This view was expressed by the dynamic, volatile Greville Janner, president of England’s prestigious Board of Deputies of British Jews. The communal leader, a very young 55, pursues an exhausting daily round as a member of Parliament, Queen’s Counsel, lecturer and writer. But Janner seems to thrive on it. His name and face are very familiar outside the Jewish community through his frequent appearances on television, radio and in the press.

Janner, in an interview with the Jewish Telegraphic Agency, declared that during Israel’s involvement in Lebanon, anti-Semitic forces in Great Britain were quite virulent. “Anti-Semitism came out from under the rocks during those months,” he said, “but now it is somewhat more subtle and the threat, disguised as anti-Zionism seems to be even more from the extreme left than the extreme right.”

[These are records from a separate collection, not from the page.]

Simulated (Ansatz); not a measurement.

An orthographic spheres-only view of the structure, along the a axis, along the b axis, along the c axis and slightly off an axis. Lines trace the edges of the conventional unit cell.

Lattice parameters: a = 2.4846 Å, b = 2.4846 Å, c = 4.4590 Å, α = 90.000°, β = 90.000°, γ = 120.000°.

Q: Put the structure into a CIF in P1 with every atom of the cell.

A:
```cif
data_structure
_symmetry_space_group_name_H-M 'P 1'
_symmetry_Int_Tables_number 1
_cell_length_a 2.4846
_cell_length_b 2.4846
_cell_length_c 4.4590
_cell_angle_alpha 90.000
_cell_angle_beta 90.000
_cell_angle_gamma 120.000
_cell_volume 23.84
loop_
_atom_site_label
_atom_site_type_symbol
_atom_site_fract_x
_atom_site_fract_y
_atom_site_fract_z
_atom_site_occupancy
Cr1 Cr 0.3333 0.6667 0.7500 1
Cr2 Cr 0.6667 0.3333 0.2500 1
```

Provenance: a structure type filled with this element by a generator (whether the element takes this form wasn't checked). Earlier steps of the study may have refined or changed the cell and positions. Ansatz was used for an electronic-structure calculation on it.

30 JEWS IN THE HOUSE OF COMMONS

He stated that “ours is the only Jewish community outside Israel that is not split. We may now have two I Zionist federations in our country, but our Board of Deputies is strongly united.” Janner said that there are some 360,000 Jews “belonging” to the community, but he estimated that another 150,000 were “unattached” to any Jewish communal or religious organization.

There are, he pointed out, 30 Jews in the House of Commons, of which he is a member, but at least half this number are not involved in the Jewish community.

TRADITIONAL LEADERSHIP OF JANNERS

Janner pointed with pride to the fact that when he assumed the leadership of the Board four years ago it was heavily in debt, but that he managed to double the budget during this period, increasing facilities and activities, eliminating the debt and achieving solvency.

It seems a tradition for Janners to lead British Jewry. His father, Lord Barnett Janner, who died in 1982 at the age of 90, had been a distinguished chairman in years gone by. Greville Janner’s tenure has two more years to go, but he anticipates, with keen relish, the challenges that may lie ahead.

“I have learned to cope by delegating functions and responsibilities, and I have the highest trust and regard for my fellow officers and in the entire membership,” he said. “I expected this job to be a burden, but it has turned out to be a joy. I’m determined to leave for my successor, a Board that will have an even greater impact on the social and communal life of Great Britain and on world Jewry.”

A RECENT ACHIEVEMENT

Among his recent achievements was the creation, last December, of the Commonwealth Jewish Council, comprising 16 commonwealth nations where Jews reside, including Canada, Australia, India, Zambia and Zimbabwe. Among the patrons of the Council are Jews who hold high government posts, or have distinguished themselves in other areas. The aim of the Council is to strengthen and solidify support for the Jews in smaller communities. Janner will journey to Canada in October to meet with Canadian Jewish Congress officials to further his new endeavor.

What makes Janner run? Many have asked this question, but after a long talk with this dynamic personality, this interviewer concluded that the Jewish world is sorely in need of more Janners, who regard Judaism as a growing force, and who possess some internal dynamo which enables them to serve their people and their nation with sweeping vitality and effectiveness.